STEPHAN: Is it necessary that monads are a "substance"? Could we think of  
them as pure process the product of which is the content of experience  
of the monad? Is this formulation antithetical to the definition that  
Leibniz gives monads?  

ROGER: Keep in mind that Leibniz formulated his ideas in the 17th century, 
when aside from Spinoza, there had been little new done since Aristotle. 

Leibniz was trying to establish something fundamental to base his metaphysics 
on. 
Something specific that you could essentially point to. He had done away with 
two-substance  
cartesian dualism by considering both mind and body from a mental or logical 
aspect. 
Of course the phenomenol world still existed, so he still needed some 
appropriate 
way of mentally designating material objects. These were all substances, but 
L only considered as real or permanent only indivisible substances (substances 
of only  
one part-- without internal boundaries.) These indivisible real objects he 
called monads.  
These have the same or at least very similar characteristics as morphic fields. 

Time is not a feature in monadic space, which essentially rules out 
experiemnces 
except as snapshots. Only the supreme monad can have experiences, IMHO.  
The monads below only have fixed sets of perceptions, which are like 
snapshots in an album of memories. 


ROGER (previously)  
> So had the monads windows, they would be in continual  
> direct instant communcation with each other, which L  
> disallows by not permitting them to have windows.  

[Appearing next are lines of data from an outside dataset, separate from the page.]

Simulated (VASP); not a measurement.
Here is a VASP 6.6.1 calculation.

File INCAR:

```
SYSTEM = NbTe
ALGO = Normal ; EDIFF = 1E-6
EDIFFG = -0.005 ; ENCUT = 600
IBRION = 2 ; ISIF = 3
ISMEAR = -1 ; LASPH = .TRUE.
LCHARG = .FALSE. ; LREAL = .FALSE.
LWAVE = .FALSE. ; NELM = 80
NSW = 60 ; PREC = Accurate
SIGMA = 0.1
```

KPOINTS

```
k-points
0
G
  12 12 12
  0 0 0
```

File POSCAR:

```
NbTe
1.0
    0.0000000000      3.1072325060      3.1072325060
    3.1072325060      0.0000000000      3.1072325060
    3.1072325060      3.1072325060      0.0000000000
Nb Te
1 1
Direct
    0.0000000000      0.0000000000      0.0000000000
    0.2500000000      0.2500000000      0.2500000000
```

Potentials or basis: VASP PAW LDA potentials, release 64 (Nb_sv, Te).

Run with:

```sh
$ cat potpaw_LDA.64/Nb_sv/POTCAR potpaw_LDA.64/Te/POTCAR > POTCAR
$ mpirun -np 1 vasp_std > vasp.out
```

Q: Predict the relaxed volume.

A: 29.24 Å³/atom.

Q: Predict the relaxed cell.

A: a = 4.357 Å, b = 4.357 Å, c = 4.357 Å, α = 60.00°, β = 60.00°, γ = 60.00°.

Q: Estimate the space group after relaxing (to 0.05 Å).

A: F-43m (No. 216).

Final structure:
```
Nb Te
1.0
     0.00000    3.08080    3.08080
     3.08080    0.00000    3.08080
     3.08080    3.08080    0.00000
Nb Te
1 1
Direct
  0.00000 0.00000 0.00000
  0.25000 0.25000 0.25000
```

STEPHAN: Or they could be in a continuous state of simulating the effects of  
said communications on themselves an behaving 'as if' they where  
observing each other. What the 'no windows' postulate provides is a  
denial of 'exchange of substances' - which makes sense if there are no  
substances at all anyway!  

ROGER: OK. Except the time continuity would only be "as if". 
Personally I believe that the denial of windows is deliberately 
to disempower the monads so that only the omniscient supreme  
monad is aware, as we ordinarily think of the term. In essence 
the physical universe is simply the body of one great soul or person. 

(ROGER previously) > The supreme monad however can see everything  
> with perfect undistorted clarity from ts domain and  
> instantly updates the "perceptions" of each monad.  

STEPHAN: Why is this necessary? Why not have any one monad reflect in its  
process all other monads? Every monad is in a sense 'the supreme monad'  
in this way. No need for a hierarchical structure...  

ROGER: A single monad reflects all of the other monads, but only from his 
perspective. Only the 
Supreme Monad sees things as they really are (from all perspectives at once 
(incomprehensible to us) 
instead of the single perspective we call the phenomenol world).  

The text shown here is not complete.